In his second-term inaugural speech, Bill Clinton described the United States as “the indispensable nation.” Former Secretary of State Madeleine Albright wrote about this seemingly arrogant phrase in her book, Memo to the President-Elect:
“Some thought the term arrogant, but that is not how I mean it. Rather, I felt it captures the reality that most large-scale initiatives required at least some input from the United States. I also hoped the phrase would create a sense of pride among Americans, so we would be more willing to invest in overseas projects and less reluctant to take on tough assignments.
Although our country has much in common with others, it has no current competitor in power and reach. This creates opportunities but also temptations. For better or worse, American actions serve as an example. If we attempt to put ourselves outside the law, we invite others to do the same. That is when our moral bearings are lost and the foundation of our leadership becomes suspect.”

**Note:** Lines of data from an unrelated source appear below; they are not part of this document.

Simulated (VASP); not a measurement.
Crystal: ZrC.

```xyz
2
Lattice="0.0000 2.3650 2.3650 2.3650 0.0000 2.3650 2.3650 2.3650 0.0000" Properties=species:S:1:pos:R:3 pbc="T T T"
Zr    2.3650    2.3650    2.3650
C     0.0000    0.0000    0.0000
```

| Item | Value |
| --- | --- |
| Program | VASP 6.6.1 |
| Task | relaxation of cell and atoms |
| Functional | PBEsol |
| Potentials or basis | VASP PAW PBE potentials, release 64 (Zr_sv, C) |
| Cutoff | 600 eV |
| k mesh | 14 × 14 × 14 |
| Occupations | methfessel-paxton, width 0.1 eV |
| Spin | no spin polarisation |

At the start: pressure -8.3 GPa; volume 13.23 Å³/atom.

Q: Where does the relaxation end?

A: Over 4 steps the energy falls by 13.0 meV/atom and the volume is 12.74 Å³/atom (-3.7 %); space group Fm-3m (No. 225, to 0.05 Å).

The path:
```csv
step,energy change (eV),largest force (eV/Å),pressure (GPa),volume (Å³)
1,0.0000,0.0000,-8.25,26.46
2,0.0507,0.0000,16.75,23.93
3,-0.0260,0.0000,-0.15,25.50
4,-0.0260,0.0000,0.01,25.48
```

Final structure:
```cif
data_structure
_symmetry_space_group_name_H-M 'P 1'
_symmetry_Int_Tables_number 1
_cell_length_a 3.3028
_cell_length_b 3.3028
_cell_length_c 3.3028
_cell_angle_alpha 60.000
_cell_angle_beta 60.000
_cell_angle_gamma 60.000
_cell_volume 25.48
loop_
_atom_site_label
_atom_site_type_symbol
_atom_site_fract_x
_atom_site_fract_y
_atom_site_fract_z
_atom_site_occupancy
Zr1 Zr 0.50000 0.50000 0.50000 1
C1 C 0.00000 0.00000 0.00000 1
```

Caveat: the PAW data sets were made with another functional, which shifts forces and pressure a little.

For the past several weeks, I’ve been wrestling with this question of what our role is as a country in the international community. On the one hand, I genuinely do believe in American leadership internationally. I think that we have an important role to play in improving conditions around the world, whether it’s in environmental reform, global banking and finance, the private sector, human rights, socio-economic development, and even defense. Thoughts of other growing world powers, such as China or Russia, reaffirm this belief. These countries are poised to assume the same kinds of leadership roles, yet with far different undertones and ulterior motives. Above all, I believe in America’s fundamental ideals of democracy, good governance, and equality, and I would much rather see those proliferated than authoritarian and reckless states.
I know, the typical patriotic spiel. However, this is where I hit my roadblock. As I think about these ideals that we hold and pursue, I cannot help but recognize the hypocrisy tinting them. A simple question emerges: How can we balance our foreign policy ideals with the realities of our past international actions?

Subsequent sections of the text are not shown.